The Mechanics of Productive Gatherings

The Mechanics of Productive Gatherings

Greetings and peace in the name of Jesus, Ministry Partners, family, and friends.  The focus of today’s blog post discusses the Mechanics of Productive Gatherings.  If you have not heard this term before, do not fret, neither have I.  For the moment it is the best term I have found for describing a concept and dynamic of Local Church Services and Other Gatherings that might explain the challenge of growing group gatherings, or at least allowing people to consider their time spent in the meeting resulted in a net positive.  What is it that attracts people to one organizational location or system and keeps them there versus another that also attracts the same people, but the people do not stay for the long-term?  


Of course, people join and leave groups for many reasons.  But the larger undiagnosed reason for their departure, I believe, is a mechanical failure to adhere to the solid mechanics of productive gatherings.  The good news is that mechanical failures can be overcome with better design, better maintenance, and better materials.  Most of you reading this blog have learned some of the principles for hosting high quality meetings already.  You know those things that can destroy a meeting and those things necessary for a high quality meeting to take place, things like 1) adhering to a precise schedule of starting and ending times and agenda, 2) allowing all attenders to “unpack their bags” literally and figuratively in personal space arrangement, group orientation, and allowing time to emotionally stabilize by sharing those things that may be distracting them personally and collectively, 3) preventing a small part of the group from derailing the agenda pursued by a larger part of the group, 4) jointly evaluating the meeting process to improve it for subsequent meetings, 5) listing the positive and negative takeaways of the meeting, etc.  The list is much longer, and you already know what they are.  

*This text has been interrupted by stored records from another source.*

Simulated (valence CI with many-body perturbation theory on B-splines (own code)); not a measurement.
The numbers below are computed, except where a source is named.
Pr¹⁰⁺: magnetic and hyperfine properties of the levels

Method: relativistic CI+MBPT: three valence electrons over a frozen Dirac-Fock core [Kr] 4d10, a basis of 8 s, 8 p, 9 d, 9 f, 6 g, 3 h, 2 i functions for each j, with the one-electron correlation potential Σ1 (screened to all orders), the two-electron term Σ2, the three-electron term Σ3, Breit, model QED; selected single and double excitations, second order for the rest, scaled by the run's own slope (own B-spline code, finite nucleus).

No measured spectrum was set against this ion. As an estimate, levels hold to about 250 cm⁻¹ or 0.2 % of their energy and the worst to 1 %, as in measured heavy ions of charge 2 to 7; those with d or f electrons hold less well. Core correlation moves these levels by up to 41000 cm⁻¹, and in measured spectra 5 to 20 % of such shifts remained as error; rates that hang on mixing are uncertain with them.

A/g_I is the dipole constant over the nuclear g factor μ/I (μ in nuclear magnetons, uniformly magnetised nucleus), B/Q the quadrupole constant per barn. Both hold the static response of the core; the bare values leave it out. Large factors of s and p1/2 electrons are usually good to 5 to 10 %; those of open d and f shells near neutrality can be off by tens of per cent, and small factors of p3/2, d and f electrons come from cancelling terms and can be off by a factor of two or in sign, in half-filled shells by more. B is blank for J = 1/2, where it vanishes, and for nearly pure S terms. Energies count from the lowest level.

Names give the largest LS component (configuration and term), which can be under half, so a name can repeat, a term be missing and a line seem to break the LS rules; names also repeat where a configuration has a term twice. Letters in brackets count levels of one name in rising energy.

However, I am wanting to discuss something about which we experience challenges in the Local Church services and seem perplexed to know what to do about it.  The simplicity of this concept and dynamic is staggering, and yet I seldom, if ever, see this mechanical device consciously being employed.


In searching the Internet for use of the term I have chosen “The Mechanics of Productive Gatherings/Meetings” I found the following two links.  There were others which I did not investigate.  With these two I began gaining some reassurance the most popular work was following traditional thought and not exploring what I wanted to discuss with you today.  You can go here for more traditional thought on successful meeting dynamics and mechanics.


In this discussion I am considering something very basic in the human economy explaining a desire to be together in a common cause beyond those who join a group because they have found a unique aspect which causes them to exclude other similarly situated groups in choosing the one they ultimately join.  Historically those criteria often include such considerations as biblical doctrines of faith, social or economic niches, and purposes that speak to a common felt vision, purpose, mission, or goal.  But what if you understood the Mechanics of Productive Gatherings in such a way you were able to preserve the uniqueness of the attractant for people who share common purpose, vision, mission, goals, and convictions and develop a better “Meeting Machine”?  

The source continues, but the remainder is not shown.